This project uses machine learning to predict whether a loan application should be approved or not. It aims to assist banks and financial institutions in making data-driven, risk-aware decisions by analyzing past applicant and loan data.
To develop and compare multiple ML models (Logistic Regression, SVM, Decision Tree) that predict the approval status of loan applications based on applicant information like income, credit history, and business value.
- Logistic Regression (Best accuracy: 79.03%)
- Support Vector Machine (SVM) (69.35%)
- Decision Tree (66.13%)
- Data Collection: 1500 cases with 10 numerical + 8 categorical features
- Preprocessing:
- Handling missing values
- Encoding categorical variables (e.g., one-hot encoding)

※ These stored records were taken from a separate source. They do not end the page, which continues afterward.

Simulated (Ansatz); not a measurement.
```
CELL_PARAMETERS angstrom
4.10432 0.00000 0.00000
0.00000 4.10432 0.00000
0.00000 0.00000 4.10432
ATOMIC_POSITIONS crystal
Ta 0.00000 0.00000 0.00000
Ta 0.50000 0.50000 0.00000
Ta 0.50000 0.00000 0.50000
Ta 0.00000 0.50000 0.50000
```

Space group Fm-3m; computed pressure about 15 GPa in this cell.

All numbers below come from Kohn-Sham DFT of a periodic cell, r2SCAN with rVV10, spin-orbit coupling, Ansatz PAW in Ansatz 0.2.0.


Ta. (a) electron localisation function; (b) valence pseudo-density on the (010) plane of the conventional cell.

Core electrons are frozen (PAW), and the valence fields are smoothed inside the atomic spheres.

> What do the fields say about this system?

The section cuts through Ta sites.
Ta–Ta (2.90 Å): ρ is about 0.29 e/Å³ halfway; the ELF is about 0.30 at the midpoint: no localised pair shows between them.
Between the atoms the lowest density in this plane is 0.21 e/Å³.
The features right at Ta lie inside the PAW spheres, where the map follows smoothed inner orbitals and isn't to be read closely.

- Feature scaling and selection
- Model Training: Train/test split + cross-validation
- Evaluation:
- Accuracy
- Precision
- Confusion matrix
- Cross-validation scores
- Logistic Regression performed best, showing high accuracy and simplicity.
- SVM handled nonlinearities well but underperformed LR.
- Decision Tree was most interpretable, though with lower accuracy.
- Python (Jupyter Notebook)
- Libraries: pandas, sklearn, matplotlib, seaborn
- Algorithms: Logistic Regression, SVM, Decision Tree